Mr Johnson accused the EU of playing a “very clever trick” on the UK in drafting the Brexit agreement.

"They have made Northern Ireland their indispensable bargaining chip in the future negotiations," he said.

‘Uckny’

He said that in the withdrawal agreement the birth of a new nation can be witnessed called “UK-NI” which he pronounced “Uckny.”

This would be a country "no longer exclusively ruled by London or Stormont, " Northern Ireland's local parliament, but "in large part to be ruled by Brussels," he said.

Drawing on Belfast’s shipbuilding history and the most famous vessel it built to describe what the UK was facing under the draft deal, Mr Johnson said: “The Titanic springs to mind.”

“Now is the time to point out the iceberg ahead because these obligations won’t just apply to current EU regulations but anything that Brussels devises in the future,” he said.

The UK was faced with a “Hobson’s choice”, he said: if it wanted to agree free trade deals, cut tariffs or vary regulations, it would have to leave Northern Ireland behind as an “economic semi-colony of the EU.”

This would mean “damaging the fabric” of the UK with regulatory checks and customs controls between Britain and Northern Ireland on top of additional regulatory checks down the Irish Sea in the divorce treaty.

“No British Conservative government could or should sign up to any such arrangement,” he said, to applause from the DUP members.

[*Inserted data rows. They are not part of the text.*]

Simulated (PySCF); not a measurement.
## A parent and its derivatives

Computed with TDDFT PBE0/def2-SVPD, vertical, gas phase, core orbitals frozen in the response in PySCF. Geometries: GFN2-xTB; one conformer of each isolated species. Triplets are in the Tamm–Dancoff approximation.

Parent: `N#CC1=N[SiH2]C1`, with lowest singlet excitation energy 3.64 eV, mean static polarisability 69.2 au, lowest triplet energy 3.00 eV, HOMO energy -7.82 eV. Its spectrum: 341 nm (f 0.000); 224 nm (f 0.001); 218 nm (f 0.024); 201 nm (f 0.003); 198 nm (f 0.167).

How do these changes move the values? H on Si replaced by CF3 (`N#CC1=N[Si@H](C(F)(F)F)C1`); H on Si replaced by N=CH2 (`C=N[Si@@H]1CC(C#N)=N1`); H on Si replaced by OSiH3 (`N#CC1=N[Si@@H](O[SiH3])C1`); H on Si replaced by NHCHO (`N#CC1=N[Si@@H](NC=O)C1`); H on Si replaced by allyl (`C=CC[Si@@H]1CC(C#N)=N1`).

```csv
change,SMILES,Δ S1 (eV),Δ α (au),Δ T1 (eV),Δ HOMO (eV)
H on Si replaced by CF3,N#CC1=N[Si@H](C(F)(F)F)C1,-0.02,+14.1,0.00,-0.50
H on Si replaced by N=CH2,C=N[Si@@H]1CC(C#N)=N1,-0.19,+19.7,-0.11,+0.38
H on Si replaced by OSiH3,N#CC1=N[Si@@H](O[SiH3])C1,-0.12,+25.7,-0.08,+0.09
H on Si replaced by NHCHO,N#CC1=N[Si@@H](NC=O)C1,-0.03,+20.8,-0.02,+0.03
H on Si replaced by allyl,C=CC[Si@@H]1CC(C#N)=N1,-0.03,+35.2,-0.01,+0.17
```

“And so our answer at the moment is rather desperately to make sure the whole UK stays in the backstop, with the EU having the power to decide whether or when we can ever leave,” he said.

He warned that under the agreement, the EU could demand more in the coming negotiations on the future relationship with the UK to break free from the backstop. These might include a special deal on immigration or an acceptance of EU legislation on services, goods and agri-foods.

James Bond

“This deal risks yet further economic and political humiliation,” he said. “We are locking ourselves by treaty and making it impossible to negotiate our way out in the second half of the talks,” he said.

“This is not what we voted for.”

Speaking to an audience that included DUP leader Arlene Foster and deputy leader Nigel Dodds, Mr Johnson said it was "absolutely vital" that the Conservative Party and the DUP continue the confidence and supply arrangement under which the Northern Irish party is keeping the Tories in power.

“We should work together to ensure that the whole UK, Northern Ireland included, can seize the opportunities of Brexit,” he said.

Mr Johnson repeated his views that “technical solutions do exist” that can prevent a hard border on the island of Ireland and said the UK should withhold at least half of the £39 billion pound divorce bill from the EU until a free-trade agreement is concluded at the end of 2020.

In a characteristically idiosyncratic and free-wheeling speech that touched on everything from Stars Wars and light sabres to James Bond and Belfast singer Van Morrison, Mr Johnson sought to rally the DUP faithful with a vision of the UK as a global champion of free trade.

The British MP's at-times combative address played to his Unionist audience from the outset. He pointed out that he beat Labour incumbent Ken Livingstone to become mayor of London in 2008, removing from office "the left-wing IRA-sympathising, united Ireland-promoting semi-Marxist."

He criticised the economic policies of UK Labour leader Jeremy Corbyn whom, he said, "has not only campaigned for a united Ireland but, to the best of my knowledge, has failed to condemn the terrorist atrocities of the IRA."

Striking strongly economic nationalistic notes in his speech, Mr Johnson held up Northern Irish bus manufacturer Wrightbus, as an example of a UK company exporting across the world, to the delight of his Northern Irish audience.

He described the company’s bus, which he commissioned for London’s streets when he was mayor, as “the United Kingdom on wheels.”

“Whenever you see one of these noble elephant-browed beasts you are looking into Northern Ireland in London,” he said.